Consider a typical Euler–Lagrange system

$$\mathit{M}\left(\ddot{\mathit{q}}\right)+\mathit{C}(\mathit{q},\dot{\mathit{q}})\dot{\mathit{q}}+\mathit{G}\left(\mathit{q}\right)=\mathit{\tau }+{\mathit{\tau }}_d,$$

(1)

where $\mathit{q}$, $\dot{\mathit{q}}$, $\ddot{\mathit{q}}\in {\mathbb{R}}^n$ denote the generalized position, velocity, and acceleration of the system, respectively. $\mathit{M}\left(\mathit{q}\right)\in {\mathbb{R}}^{n\times n}$, which is symmetric positive definite denotes the inertia matrix and $\mathit{C}(\mathit{q},\dot{\mathit{q}})\in {\mathbb{R}}^{n\times n}$, is the centrifugal and Coriolis matrix. $\mathit{G}\left(\mathit{q}\right)\in {\mathbb{R}}^n$ is a generalized force caused by the potential energy. $\mathit{\tau }$, ${\mathit{\tau }}_d\in {\mathbb{R}}^n$ are generalized control input and external disturbances applied to the system, respectively. For the convenience, the matrices are abbreviated as $\mathit{M}$, $\mathit{C}$, $\mathit{G}$. In fact, we cannot obtain the system parameters precisely, i.e., there exists uncertain terms $\delta \mathit{M}$, $\delta \mathit{C}$, and $\delta \mathit{G}$, which can be expressed as

$$\begin{array}{cc}\hfill \mathit{M}& ={\mathit{M}}_0+\delta \mathit{M},\hfill \\ \hfill \mathit{C}& ={\mathit{C}}_0+\delta \mathit{C},\hfill \\ \hfill \mathit{G}& ={\mathit{G}}_0+\delta \mathit{G},\hfill \end{array}$$

where ${\mathit{M}}_0$, ${\mathit{C}}_0$, and ${\mathit{G}}_0$ are estimated system parameters. Then, system (1) can be reformed as

$${\mathit{M}}_0\ddot{\mathit{q}}+{\mathit{C}}_0\dot{\mathit{q}}+{\mathit{G}}_0=\mathit{\tau }+\mathit{f},$$

(2)

where $\mathit{f}={\mathit{\tau }}_d-\delta \mathit{M}\ddot{\mathit{q}}-\delta \mathit{C}\dot{\mathit{q}}-\delta \mathit{G}$ is the total disturbances including model uncertainties and external disturbances.

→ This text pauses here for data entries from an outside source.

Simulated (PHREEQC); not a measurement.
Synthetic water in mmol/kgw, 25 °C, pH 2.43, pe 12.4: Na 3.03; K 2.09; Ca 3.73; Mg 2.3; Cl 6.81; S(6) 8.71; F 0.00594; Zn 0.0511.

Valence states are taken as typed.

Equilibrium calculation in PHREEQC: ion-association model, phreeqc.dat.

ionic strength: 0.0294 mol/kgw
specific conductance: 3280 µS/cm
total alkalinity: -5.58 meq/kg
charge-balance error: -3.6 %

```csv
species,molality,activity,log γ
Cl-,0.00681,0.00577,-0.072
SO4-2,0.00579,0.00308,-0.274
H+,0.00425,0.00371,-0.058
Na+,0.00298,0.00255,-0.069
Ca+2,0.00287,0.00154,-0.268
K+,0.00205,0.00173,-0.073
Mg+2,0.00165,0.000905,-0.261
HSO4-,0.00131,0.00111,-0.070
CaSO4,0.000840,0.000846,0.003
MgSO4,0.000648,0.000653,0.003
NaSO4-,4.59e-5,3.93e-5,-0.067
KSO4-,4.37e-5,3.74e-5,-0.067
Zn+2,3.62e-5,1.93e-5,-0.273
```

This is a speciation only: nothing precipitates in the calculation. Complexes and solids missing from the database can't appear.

Let ${\mathit{x}}_1=\mathit{q},{\mathit{x}}_2=\dot{\mathit{q}}$, then system (2) can be rewritten as

$$\left\{\begin{array}{cc}\hfill & {\dot{\mathit{x}}}_1={\mathit{x}}_2,\hfill \\ \hfill & {\dot{\mathit{x}}}_2=\mathit{F}({\mathit{x}}_1,{\mathit{x}}_2)+{\mathit{M}}_0^{-1}\left(\mathit{x}\right)\mathit{\tau }+\mathit{d}(t,\mathit{x}),\hfill \end{array}\right.$$

(3)

where

$$\begin{array}{cc}\hfill \mathit{F}({\mathit{x}}_1,{\mathit{x}}_2)& =-{\mathit{M}}_0^{-1}({\mathit{C}}_0\dot{\mathit{q}}+{\mathit{G}}_0),\hfill \\ \hfill \mathit{d}(t,\mathit{x})& ={\mathit{M}}_0^{-1}\mathit{f},\hfill \end{array}$$

The external disturbances such as friction and wind drag are bounded [15] and can be expressed as a function of the states. Then, we have the following assumption:

Assumption 1.

The disturbance $\mathit{d}(t,\mathit{x})$ is bounded by

$$\parallel \mathit{d}(t,\mathit{x})\parallel \le \parallel {\mathit{M}}_0^{-1}\parallel \left(b_0+b_1\parallel \mathit{q}\parallel +b_2\parallel \dot{\mathit{q}}\parallel \right)$$

(4)

where $b_0$, $b_1$, and $b_2$ are positive constants. Let $\rho =\parallel {\mathit{M}}_0^{-1}\parallel \left(b_0+b_1\parallel \mathit{q}\parallel +b_2\parallel \dot{\mathit{q}}\parallel \right)$. It is trivial that $\rho >0$.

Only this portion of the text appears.